Unlicensed software remains common among corporations and IT sectors in Southeast Asia, whether due to indifference, intent or neglect.
BSA the Software Alliance, a global trade association of software publishers, warns that the use of unlicensed software poses serious security, business and legal risks to the users and their industries.
BSA’s “Legalise and Protect” campaign sees it working with governments and other partners to educate companies about the significant risks they face when they use software that is not genuine or not fully licensed.
BSA members’ software products are used in a wide range of industries, including manufacturing, IT, finance, professional services, construction, healthcare, consumer goods, engineering, architecture and design.

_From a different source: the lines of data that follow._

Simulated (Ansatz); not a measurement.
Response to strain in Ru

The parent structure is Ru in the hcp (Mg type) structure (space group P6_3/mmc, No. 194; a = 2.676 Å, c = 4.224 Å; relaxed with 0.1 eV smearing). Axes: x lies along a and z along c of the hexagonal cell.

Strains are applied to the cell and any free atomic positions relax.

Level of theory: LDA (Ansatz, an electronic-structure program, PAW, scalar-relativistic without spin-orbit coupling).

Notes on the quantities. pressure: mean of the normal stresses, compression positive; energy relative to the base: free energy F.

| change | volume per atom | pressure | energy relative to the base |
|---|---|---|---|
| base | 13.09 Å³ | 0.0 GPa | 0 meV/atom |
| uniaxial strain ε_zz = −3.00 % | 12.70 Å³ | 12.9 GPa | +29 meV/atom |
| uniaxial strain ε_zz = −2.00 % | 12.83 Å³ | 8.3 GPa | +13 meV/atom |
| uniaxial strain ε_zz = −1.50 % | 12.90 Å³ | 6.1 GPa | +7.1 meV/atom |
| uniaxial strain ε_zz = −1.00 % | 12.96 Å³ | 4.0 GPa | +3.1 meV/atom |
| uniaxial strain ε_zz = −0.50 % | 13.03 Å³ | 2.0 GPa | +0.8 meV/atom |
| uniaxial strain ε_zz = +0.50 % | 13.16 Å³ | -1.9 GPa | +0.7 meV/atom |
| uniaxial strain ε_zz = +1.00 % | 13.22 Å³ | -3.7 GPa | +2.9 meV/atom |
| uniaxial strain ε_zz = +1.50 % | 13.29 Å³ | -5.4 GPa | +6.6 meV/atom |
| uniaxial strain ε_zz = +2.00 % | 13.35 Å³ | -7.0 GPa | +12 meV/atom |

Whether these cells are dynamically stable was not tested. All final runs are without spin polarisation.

BSA is working with the Thai government, using its database of thousands of companies in Thailand under watch for possible violations.
In coming months BSA will launch public education efforts to ensure business leaders are aware of the risks of using unlicensed software.
“By legalising their software, companies can protect data security, protect competitiveness, protect their reputations – and protect against the risk of legal consequences,” said BSA senior director Tarun Sawney. “The sooner companies legalise, the sooner they can protect their operations and ultimately protect their bottom lines.”
The Asia-Pacific region has the highest rate of unlicensed software use in the world at 57 per cent. A problem of this scale is best tackled by changing minds and behaviour to encourage self-regulation and voluntary compliance, Tarun said.
BSA has thus oriented its campaign primarily to discourage companies from installing and using unlicensed or illegal software – not just for fear of enforcement, but because it is in their best interests to do so.